Incumbent Houston Mayor Sylvester Turner, facing a runoff with challenger Tony Buzbee, recently issued a report about how zero-based budgeting will be implemented in the city | sylvesterturner.com/
Incumbent Houston Mayor Sylvester Turner, facing a runoff with challenger Tony Buzbee, recently issued a report about how zero-based budgeting will be implemented in the city | sylvesterturner.com/
Zero-based budgeting has arrived in Houston and it's a good thing though the mayor's heart isn't really in it, a free-market advocate said during a recent interview.
Zero-based budgeting will assist Houston in its ongoing financial constraints and greater need for financial transparency, Urban Reform Executive Director Charles Blain said.

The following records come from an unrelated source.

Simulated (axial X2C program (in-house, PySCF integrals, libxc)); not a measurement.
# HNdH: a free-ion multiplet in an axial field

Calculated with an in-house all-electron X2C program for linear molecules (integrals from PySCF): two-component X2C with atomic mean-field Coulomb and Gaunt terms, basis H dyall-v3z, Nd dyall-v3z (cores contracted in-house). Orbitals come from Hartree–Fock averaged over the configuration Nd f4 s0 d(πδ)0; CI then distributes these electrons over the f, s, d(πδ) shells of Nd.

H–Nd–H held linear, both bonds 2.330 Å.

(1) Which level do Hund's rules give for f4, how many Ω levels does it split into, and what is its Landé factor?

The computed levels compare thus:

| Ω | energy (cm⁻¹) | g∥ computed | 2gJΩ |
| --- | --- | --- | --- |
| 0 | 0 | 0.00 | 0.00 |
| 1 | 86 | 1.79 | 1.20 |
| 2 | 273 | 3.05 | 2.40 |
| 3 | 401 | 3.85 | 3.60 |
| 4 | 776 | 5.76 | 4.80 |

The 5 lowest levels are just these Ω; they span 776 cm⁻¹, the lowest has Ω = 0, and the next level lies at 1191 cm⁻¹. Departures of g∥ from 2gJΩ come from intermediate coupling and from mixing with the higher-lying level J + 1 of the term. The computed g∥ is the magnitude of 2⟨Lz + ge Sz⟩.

"Zero-based budgeting is undoubtedly going to benefit taxpayers because even in the rare case that it doesn't produce savings, it's a great accounting tool to make sure that each of Houston's government entities within the general fund are taking a full account of their spending and being forced to justify any increases," Blain told Texas Business Coalition. "Aside from that, it's more than likely that they will find waste and excess that can’t be justified during upcoming budget hearings, but then it comes to the taxpayers to hold the administration accountable for actually cutting out that waste."
Urban Reform is a Houston-based nonprofit focused on free-market solutions to urban issues.
Zero-based budgeting, or ZBB, will require the city of Houston to analyze and justify each dollar spent rather than adding new spending to existing department budgets.
"It'll help increase transparency because we'll be able to find things like duplicative services across departments, unnecessary spending built into department budgets, and it will allow council members to easily look critically at budgets before they vote to pass them," Blain said. "Previously, they would get one session to question department heads about a vaguely presented budget. That made it hard to ask pointed and detailed questions. Zero-based budgeting will help open up that process."
Zero-based budgeting also has been embraced by Houston mayoral candidate Tony Buzbee. Last week, Buzbee said that should he be elected, he will fund his campaign's promises through cost cutting and zero-based budgeting.
Early voting is underway in the Saturday, Dec. 14 runoff between Buzbee and incumbent Houston Mayor Sylvester Turner.
Houston's adoption of zero-based budgeting began last summer.
Houston's $5.1 billion budget for fiscal year 2020, passed in June, included an amendment by Councilman Mike Knox to require city departments adopt zero-based budgeting in fiscal year 2021.
"In Houston, we passed it as a budget amendment," Blain said. "This means that when the city starts crafting the budget for FY21, departments will implement the process."
How that will happen was mentioned in the city's plan, issued by the mayor, to implement zero-based budgeting in fiscal year 2021.
Houston continues to suffer "financial constraints" and a "growing need for financial transparency," the report said.
Houston also can benefit from San Diego's experience when that city adopted ZBB in two of its department in fiscal year 2017, according to the report.
"The ZBB process requires more than starting from zero," the report said. "One of the biggest challenges the city of San Diego encountered is that their financial system is not designed to handle the ZBB process."
Collecting data from various departments that also must be trained in the ZBB process is difficult, the report said.
"Additionally, without a strong performance management structure, it is difficult for a department to know exactly where to allocate or reduce," the report said.
Department training for zero-based budgeting is not an unknown, Blain said.
"First they’ll go through trainings, and then they’ll receive standardized, itemized budget sheets," Blain said. "Then they'll move onto council workshops, which are essentially presentations by the department heads of their budgets."
Despite the plan in his name, Blain believes Turner doesn't believe zero-based budgeting will work.
"Although our current mayor ran on implementing this, it took four years and a push by council to get it done," Blain said. "And based on his rhetoric, the only reason he's even supportive of it now seems to be because he hopes it will 'prove' to ZBB proponents that it won’t produce the savings as expected."
Proponents of zero-based budgeting need to speak up, Blain said.
"Other cities might have more willing administrations that will voluntarily implement it during their budget process," he said. "If not, taxpayers need to demand it and begin to recruit council members who, too, will make a push for it."